Longform design study · No. 10
The Pudding — a longform design study, number ten
July 2026
A design study of The Pudding's data-essay format — where a visual lands on almost every screen and the prose plays annotation to the charts.
How it works
How it structures longform content
The Pudding builds a story out of pictures. Prose sets up a question, a chart answers it, and the next chart pushes the argument forward — so the page reads as a run of visual beats rather than a wall of text.
The reading field
Everything sits on a calm pale blue-grey field, not white. The tint takes the glare off a long read, warms the page, and gives every chart the same quiet stage to stand on. Body copy is held in a narrow column around 640 pixels wide, which keeps the measure near 75 characters a line no matter how large the monitor gets.
Hierarchy, kept quiet
The type never shouts. A high-contrast display serif marks the title, small sans labels tag the data, and a transitional serif carries the body. The loudest thing on any screen is deliberately not a headline — it is the chart. Structure comes from the rhythm of visuals, not from a ladder of headings.
Imagery is the spine
On the pockets essay there are roughly 110 significant visuals — about a hundred of them hand-built, interactive SVG charts — against just 30 paragraphs. There is more picture than prose. The words are the connective tissue between the things you are meant to look at.
The signature
A data essay that draws more than it writes — the chart is the paragraph, and the prose is the caption.
The measurements
Desktop vs mobile
The system barely changes shape on a phone. The body shrinks a single step, the column goes full-width, and the charts reflow to one column while staying interactive. The rhythm survives the resize.
| Property | Desktop | Mobile · 390 |
|---|---|---|
| Reading field | Pale blue-grey #E7EEF8 (not white) | Same tinted field |
| Body face | Publico Text serif (Source Serif 4 here) | Same face |
| Body size / leading | 17px / 28.9 (1.7) | 16px / 27.2 (1.7) |
| Measure / CPL | 640px column, ~75 CPL | 375px full-width, ~47 CPL |
| Display face | Canela contrast serif (Fraunces here) | Same, scales down |
| Labels / UI | Atlas Grotesk sans (Inter here) | Same |
| Hero | Dashed sewing-pattern title on a mid-blue field | Same motif, tighter frame |
| Charts | Full-width interactive SVG, ~1 per screen | Single-column, still interactive |
| Brand | Red vertical "ThePudding" tab + menu | Same tab, top-right |
| Length | ~12.2 screens tall | Longer scroll, same beats |
The point of the study
Visual cadence
This is the move worth stealing. The Pudding paces the essay with images, not headings. A visual appears about every screen, and because each chart is built in SVG it animates, snaps and resizes as you scroll — so the diagram does the work a paragraph would do elsewhere.
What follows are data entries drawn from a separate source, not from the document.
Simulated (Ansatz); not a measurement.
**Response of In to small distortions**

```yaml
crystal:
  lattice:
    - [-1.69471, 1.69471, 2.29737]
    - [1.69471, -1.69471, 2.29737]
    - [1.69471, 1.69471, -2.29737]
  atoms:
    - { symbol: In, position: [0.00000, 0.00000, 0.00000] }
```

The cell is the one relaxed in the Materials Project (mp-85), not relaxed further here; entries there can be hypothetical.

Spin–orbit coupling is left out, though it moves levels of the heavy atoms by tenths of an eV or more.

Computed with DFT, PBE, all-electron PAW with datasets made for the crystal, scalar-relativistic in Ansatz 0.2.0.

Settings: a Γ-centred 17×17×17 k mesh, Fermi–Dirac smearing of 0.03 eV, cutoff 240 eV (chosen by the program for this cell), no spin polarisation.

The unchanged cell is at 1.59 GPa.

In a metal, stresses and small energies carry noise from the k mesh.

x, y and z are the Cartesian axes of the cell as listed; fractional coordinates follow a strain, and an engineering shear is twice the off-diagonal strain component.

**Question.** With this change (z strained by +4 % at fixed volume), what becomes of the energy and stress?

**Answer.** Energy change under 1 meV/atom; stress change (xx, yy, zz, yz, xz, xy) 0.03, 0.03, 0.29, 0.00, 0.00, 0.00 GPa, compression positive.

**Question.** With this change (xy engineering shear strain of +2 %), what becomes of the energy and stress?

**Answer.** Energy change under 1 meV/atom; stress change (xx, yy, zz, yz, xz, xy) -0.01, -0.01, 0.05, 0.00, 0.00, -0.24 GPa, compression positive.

Figure 1 · Visuals vs paragraphs, four viz-led essays
Significant visuals plotted against paragraph count. The Pudding is the only one where the blue bar clears the pale bar — where the page draws more than it writes.
Spread across roughly 12.2 screens, that budget works out to a visual about every half-screen. The prose never has to describe the trend in words — the reader simply watches it move. Cadence, not headings, is what tells you where you are in the argument.
Figure 2 · The cadence of visual beats
Each dash is one visual, set along the scroll. The denser the rail, the faster the beat — and a picture is never more than half a screen away.
The parts list
The design system
- Type pairing
- Display: Fraunces, standing in for Canela — a high-contrast serif for the title. Body: Source Serif 4 for Publico Text. Labels & UI: Inter for Atlas Grotesk.
- Type scale
- Body 17px on desktop, 16px on mobile. Section titles clamp up to ~2.6rem in the display serif. Labels sit at ~0.72rem, letter-spaced, uppercase.
- Measure & leading
- Reading column ~640px, about 75 characters per line, line-height 1.7. On mobile the column goes full-width at ~47 CPL, leading held at 1.7.
- Signature devices
- A tinted reading field, a dashed sewing-pattern hero tied to the subject, a red vertical brand tab, and a chart on almost every screen.
Palette
Takeaways
What to steal
- Put the data first. Lead a section with the chart and let the prose annotate it. When the claim is quantitative, the figure is more persuasive than the sentence describing it.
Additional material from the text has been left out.